I have noticed that I get out of memory errors after a few thousand images when running the midas repo on its own ..

after explicitly freeing the model, running system and torch garbage collection manually, adding better exception handling and a lot of testing, It seems to be solved now in v0.1.9

It is now able to recover after an out of memory error.

I also unload the sd model now before loading midas to free up a bit more memory for the generation.

plaidpants commented 1 year ago

FYI, it produces some very cool results on my looking glass portrait. I will update and try it out shortly.

https://photos.app.goo.gl/FEUYbAwD1c4a8gCC9

thygate commented 1 year ago

Those are some very nice images and depthmaps on that lookingglass portrait ! :heart:

Are you using HoloPlay Studio to display the image with depthmap ?

plaidpants commented 1 year ago

Yes, I am using LookingGlassStudio to display and add them to my looking glass portrait for stand alone display. I have updated the script and been using it for a while and have not had any additional out of memory issues.

thygate commented 1 year ago

In my tests it was now able to fully recover after a cuda out of memory runtime error, being able to generate the same max size images again as before. Also unloading the sd model allowed me to generate slightly larger depthmaps than before. Being able to recover is the most important improvement, it should be ok now.

The Studio software does still generate the best renders/quilts from rgb and depth images. So far I've only been using them as displacements maps on a plane in Unity3D and threejs, like in the lookingglass viewer here. The Studio software does seem to do something similar, but the generated mesh is much cleaner.

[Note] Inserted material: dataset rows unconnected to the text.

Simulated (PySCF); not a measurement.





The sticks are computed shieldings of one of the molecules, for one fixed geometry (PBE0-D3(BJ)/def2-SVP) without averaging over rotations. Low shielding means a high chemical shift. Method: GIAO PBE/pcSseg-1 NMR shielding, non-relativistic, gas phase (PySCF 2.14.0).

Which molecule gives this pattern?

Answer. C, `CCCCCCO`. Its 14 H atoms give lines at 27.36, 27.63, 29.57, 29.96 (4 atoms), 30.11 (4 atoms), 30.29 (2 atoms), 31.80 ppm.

Having to go through the Studio software to view each generated image is a bit of a hassle, so I'm still mainly using this method to view the results as they are generated using Unity3D with the same technique and a script that simply monitors the sd output path for new files. It's far from perfect but accomplished the goal of viewing in realtime as sd generates images.

If there any interest I might put some more effort in the viewers as there is a lot of room for improvement..

Thanks for sharing!

thygate commented 1 year ago

Closing the issue since there seem to be no more reports of this happening.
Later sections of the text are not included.